Additionally, if your heart pounds with excitement when you think about buying a fixer-upper and making it beautiful and functional again, FHA offers the FHA 203(k) home loan for that — something that many lenders won’t do, especially if the home isn’t in good enough shape to be lived in.
With an FHA 203(k) loan, a single source of funding, the interest rate may be slightly higher than other mortgage rates, and the loan can require more coordination. It makes sense to choose contractors to rehab the home who are familiar with the program’s requirements.
Recommended: Different Types of Mortgage Loans, Explained
How Much Is MIP on an FHA Loan?
The ongoing annual MIP of 0.45% to 1.05% is divided by 12 and added to your monthly mortgage payment. What you’ll pay depends on your loan-to-value (LTV) ratio (think: down payment) and length of the loan.
Taking out an FHA loan for the common 30 years, or anything greater than 15 years, will result in the following rates for 2021 (measured in basis points, or bps):
|Base Loan Amount||LTV||Annual MIP|
|≤ $625,500||≤ 95%||80 bps (0.80%)|
|≤ $625,500||> 95%||85 bps (0.85%)|
|> $625,500||≤ 95%||100 bps (1%)|
|> $625,500||> 95%||105 bps (1.05%)|
Here’s an example: Let’s say you borrow less than or equal to $625,500 and have a down payment of 5% or less. You’ll pay an annual MIP of 0.80%. On a home loan of $300,000, that’s $2,400 per year, or $200 per month. (0.0080 x 300,000 = 2,400, divided by 12.)

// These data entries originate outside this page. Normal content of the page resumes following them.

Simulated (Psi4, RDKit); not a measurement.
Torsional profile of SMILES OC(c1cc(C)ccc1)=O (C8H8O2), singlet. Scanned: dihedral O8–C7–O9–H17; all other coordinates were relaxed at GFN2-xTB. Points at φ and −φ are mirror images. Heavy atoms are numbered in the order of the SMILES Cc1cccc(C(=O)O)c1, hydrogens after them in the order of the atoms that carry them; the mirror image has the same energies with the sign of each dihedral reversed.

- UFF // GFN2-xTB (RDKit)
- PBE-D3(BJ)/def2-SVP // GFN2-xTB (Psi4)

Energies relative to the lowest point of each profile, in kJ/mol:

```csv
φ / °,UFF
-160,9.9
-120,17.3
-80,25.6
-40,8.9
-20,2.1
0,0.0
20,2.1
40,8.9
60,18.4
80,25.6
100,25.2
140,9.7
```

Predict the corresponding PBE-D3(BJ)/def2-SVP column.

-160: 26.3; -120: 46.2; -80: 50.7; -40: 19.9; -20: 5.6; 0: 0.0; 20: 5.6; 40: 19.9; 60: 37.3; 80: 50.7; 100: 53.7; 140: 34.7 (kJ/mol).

Some homeowners can pay off their loans quicker so they choose a shorter term, such as 15 years. As a result, they can take advantage of lower MIP, like this:
|Base Loan Amount||LTV||Annual MIP|
|≤ $625,500||≤ 90%||45 bps (0.45%)|
|≤ $625,500||> 95%||70 bps (0.70%)|
|> $625,500||≤ 78%||45 bps (0.45%)|
|> $625,500||78.01% – 90%||70 bps (0.70%)|
|> $625,500||> 90%||95 bps (0.95%)|
So if you were to borrow less than or equal to $625,500 and put down 10% or less, you’d pay an annual MIP of 0.45%. On a $300,000 home loan, that’s $1,350 a year, or $112.50 a month.
Can You Get Rid of MIP?
If you took out an FHA loan before June 3, 2013, you may be able to cancel MIP if you have 22% equity in your home and have made all payments on time. (FHA lenders do not automatically cancel your MIP once you reach that home equity threshold. You’ll need to ask.)
If you purchased or refinanced a home with an FHA loan on or after June 3, 2013, and your down payment was less than 10%, MIP will last for the entire loan term.
If you put down 10% or more, you’ll pay MIP for 11 years.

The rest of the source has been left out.